Visitor advisor Pauline Low with some of the works in the Meffan exhibition. Pic: Gareth Jennings/DCT Media.
Visitor advisor Pauline Low with some of the works in the Meffan exhibition. Pic: Gareth Jennings/DCT Media.

He was the son of a shoemaker who honed his talents capturing the characters that frequented his father’s Forfar shop.

And now the town is starting 2022 with a celebration of the work of the man who became a recognised figure of 20th century Scottish art.

The Meffan museum and gallery has opened its exhibition of James Watterston Herald works as its first display of the year.

Forfar art
A roup in Forfar’s Osnaburg Pend. Pic: Gareth Jennings/DCT Media.

And the Angus art vaults provided gallery staff with an array of artwork to choose from.

Rachel Jackson of Angus Alive said: “James Watterston Herald is one of the most heavily represented artists in the Angus Council collections.

“This exhibition showcases a large collection of his popular works which feature Angus scenes in watercolours and pastels.”

Meffan Forfar
Visitors view the Meffan exhibition. Pic: Gareth Jennings/DCT Media.

Teenage talent

Born in Forfar in 1859, Herald was educated at the old West Burgh School and then Forfar Academy.

At the age of 14 he attended art classes at Dundee High School.

And by the time he’d left high school, Herald had acquired a reputation for having great skill for drawing.

James Watterston Herald
One of Waterston Herald’s caricatures. Pic: Gareth Jennings/DCT Media.

He was especially successful at capturing caricatures of local celebrities and customers who frequented his father’s shop.

Herald tried his hand at a number of trades such as a painter and decorator’s assistant.

Edinburgh move

And after moving to Edinburgh in 1884, he took in exhibitions now readily available to him.

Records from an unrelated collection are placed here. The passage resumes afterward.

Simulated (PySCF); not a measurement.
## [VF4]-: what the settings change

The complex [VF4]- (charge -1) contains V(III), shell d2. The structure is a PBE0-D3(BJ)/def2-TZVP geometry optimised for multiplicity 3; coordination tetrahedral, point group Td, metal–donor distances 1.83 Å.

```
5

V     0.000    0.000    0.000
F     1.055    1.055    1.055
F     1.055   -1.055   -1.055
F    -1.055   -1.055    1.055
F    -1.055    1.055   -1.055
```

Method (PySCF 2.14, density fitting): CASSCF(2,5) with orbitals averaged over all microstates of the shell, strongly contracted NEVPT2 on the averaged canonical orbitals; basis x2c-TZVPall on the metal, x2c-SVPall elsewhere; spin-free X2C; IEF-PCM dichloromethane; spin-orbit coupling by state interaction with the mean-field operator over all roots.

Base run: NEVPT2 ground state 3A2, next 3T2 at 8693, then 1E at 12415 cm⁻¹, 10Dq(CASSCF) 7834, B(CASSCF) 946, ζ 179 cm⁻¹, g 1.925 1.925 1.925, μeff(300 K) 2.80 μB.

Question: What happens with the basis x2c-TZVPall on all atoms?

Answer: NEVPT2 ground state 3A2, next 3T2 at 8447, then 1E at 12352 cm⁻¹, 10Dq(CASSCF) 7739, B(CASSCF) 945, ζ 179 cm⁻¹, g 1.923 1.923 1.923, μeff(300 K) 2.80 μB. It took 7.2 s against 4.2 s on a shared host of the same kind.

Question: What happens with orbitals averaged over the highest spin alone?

It spurred him to create an impressive body of work.

Those painting were mainly inspired by the streets and closes of the capital’s Old Town.

And in that period his work began to meet with critical acclaim.

Several of his works were exhibited by the Royal Scottish Academy.

Broughty Castle
Broughty Castle. Pic: Gareth Jennings/DCT Media.

He returned to Angus in 1890 and perfected his trademark themes such as crowd scenes, public roups and circuses, as well as many harbour motifs.

Herald died in 1914.

Rachel added: “Today the popularity of James Watterson Herald continues to grow and his works can be found hanging on the walls of many homes and galleries throughout Scotland and beyond.”

The Meffan exhibition runs until April 23.